Historians agree that the human voice was likely the first musical instrument utilized by prehistoric peoples. Tens of thousands of years and multiple technological shifts later, the voice remains the most powerful, expressive and personal of all our musical tools. Every day around the world for hundreds of reasons, people lift their voices and sing regardless of their level of training, talent or professional aspirations. If all human-made instruments were to suddenly disappear from the earth, music could still be made through the power of the voice.
Prior to the dominant era of recorded music in the American pop music continuum, many families of various means kept a piano and a stack of sheet music in their parlor for post-dinner bonding and entertainment. In those days, singing popular songs was not a dreamy vehicle for stardom; it was an enriching pastime to share with loved ones. There were surely professional musicians in orchestras, touring shows, churches, and other institutions, as well as popular interpreters of song on the radio and in the movies, but the point was the song, not the singer. The star-making machinery had not yet been set in motion.
Many pundits point to vocalist Frank Sinatra’s appeal to teen girls as the beginning of modern pop music celebrity. Others cite Hungarian classical pianist Franz Liszt and 1920s singer Rudy Vallée as examples of pre-pop era musicians who amassed a bevy of devoted (often female) fans. Most can agree that once the 1950s kicked in and Elvis and the Beatles came on the scene, the way in which most Americans encountered and consumed music was drastically altered.
Concurrent with the rise of the celebrity-driven pop music industry, the ethnomusicologist/folklorist Alan Lomax was roaming the United States, Europe and the Caribbean, “collecting” folk songs and documenting various musical traditions. For Lomax, his mission was nothing short of ensuring that all of humanity be able to experience unique musical contributions from different parts of the world, with the ultimate goal of acknowledging all cultures and humans as valuable:
"Scientific study of cultures, notably of their languages and their musics, shows that all are equally expressive and equally communicative, even though they may symbolize technologies of different levels… With the disappearance of each of these systems, the human species not only loses a way of viewing, thinking, and feeling but also a way of adjusting to some zone on the planet which fits it and makes it livable; not only that, but we throw away a system of interaction, of fantasy and symbolizing which, in the future, the human race may sorely need. The only way to halt this degradation of man’s culture is to commit ourselves to the principles of political, social, and economic justice.” ( “Lomax in Louisiana: Trials and Triumph". Louisianafolklife.org, courtesy Wikipedia)
Partially due to Lomax’s work, a surging interest in “authentic” site-specific music emerged mid-century and continues to this day, and is largely seen as being at odds with pop music, though pop music often borrows liberally from folk music traditions. The intense controversy surrounding Bob Dylan’s “crossover” from earnest folkie to rock star (symbolized through his decision to begin using electric guitars) is often characterized as a clash between folk music purists and the siren call of less-authentic music.
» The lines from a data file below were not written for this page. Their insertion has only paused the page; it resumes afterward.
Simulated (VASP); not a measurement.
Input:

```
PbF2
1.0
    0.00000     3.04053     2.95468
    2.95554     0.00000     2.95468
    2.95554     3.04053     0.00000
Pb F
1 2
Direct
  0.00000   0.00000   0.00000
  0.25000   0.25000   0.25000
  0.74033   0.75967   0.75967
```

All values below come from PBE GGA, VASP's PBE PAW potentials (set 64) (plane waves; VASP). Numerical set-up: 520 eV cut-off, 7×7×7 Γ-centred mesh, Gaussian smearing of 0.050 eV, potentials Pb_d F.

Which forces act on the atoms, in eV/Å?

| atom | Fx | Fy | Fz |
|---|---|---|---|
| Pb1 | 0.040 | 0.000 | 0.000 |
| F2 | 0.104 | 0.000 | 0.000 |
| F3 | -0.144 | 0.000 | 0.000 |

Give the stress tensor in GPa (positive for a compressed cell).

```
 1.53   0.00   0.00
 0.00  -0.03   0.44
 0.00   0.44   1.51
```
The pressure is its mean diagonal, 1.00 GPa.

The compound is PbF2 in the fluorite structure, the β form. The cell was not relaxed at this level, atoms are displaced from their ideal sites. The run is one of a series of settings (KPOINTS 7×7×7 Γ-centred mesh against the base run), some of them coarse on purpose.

Since those times, we have seen the rise and fall of hundreds of music superstars and would-be music superstars. The most revered rock stars are able to balance the fine line between the “authenticity” which music fans value and the charismatic star power which entertainment fans admire. For decades, professional music was recorded in high-end recording studios with highly skilled engineers and producers facilitating the process. As music technology continued to develop and professional-level recordings became easier to produce, the amount of music makers with dreams of turning professional increased exponentially. Currently, thousands of songs are released in the online music sphere every day, aligned with the dreams of tens of thousands of new recording artists who often work out of their own bedrooms, eschewing traditional recording studios.
Attendant with the millions of self-released tracks has come a sense of an overwhelming content deluge; a sum of recorded music so massive that no one could possibly listen to it all, or even work up the desire to do so. For some music fans, this has caused a retreat of sorts into the cozy haven of treasured favorite albums and artists of the past, letting their days of adventuresome listening fade away. For others, all this music is a beautiful ocean to endlessly explore: diehards trade tips on best places to find the newest, latest, weirdest, fastest, sexiest, dumbest, and whatever-est tracks online, quibbling over which streaming services work best for which genres and other minutiae.
The future of music is not a rock star. It is the return of music as a pastime, like the days of the parlor piano. Instead of playing and singing popular songs in the parlor, now family and friends create the music from scratch, like the folk music of the past. There is still plenty of room for professional musicians in various capacities, of course, and popular, money-making acts fronted by great-looking people will continue to exist. But we will see less and less would-be music legends, just as we now see less and less artists who embody the kind of prophetic archetype we associate with the greatest music artists. When any person can create any sound, there is much less room for revolutionaries in the field.
So we are back to just ourselves and our voices, as we were before this all started. Back to the parlor, except now the parlor is the whole wide world.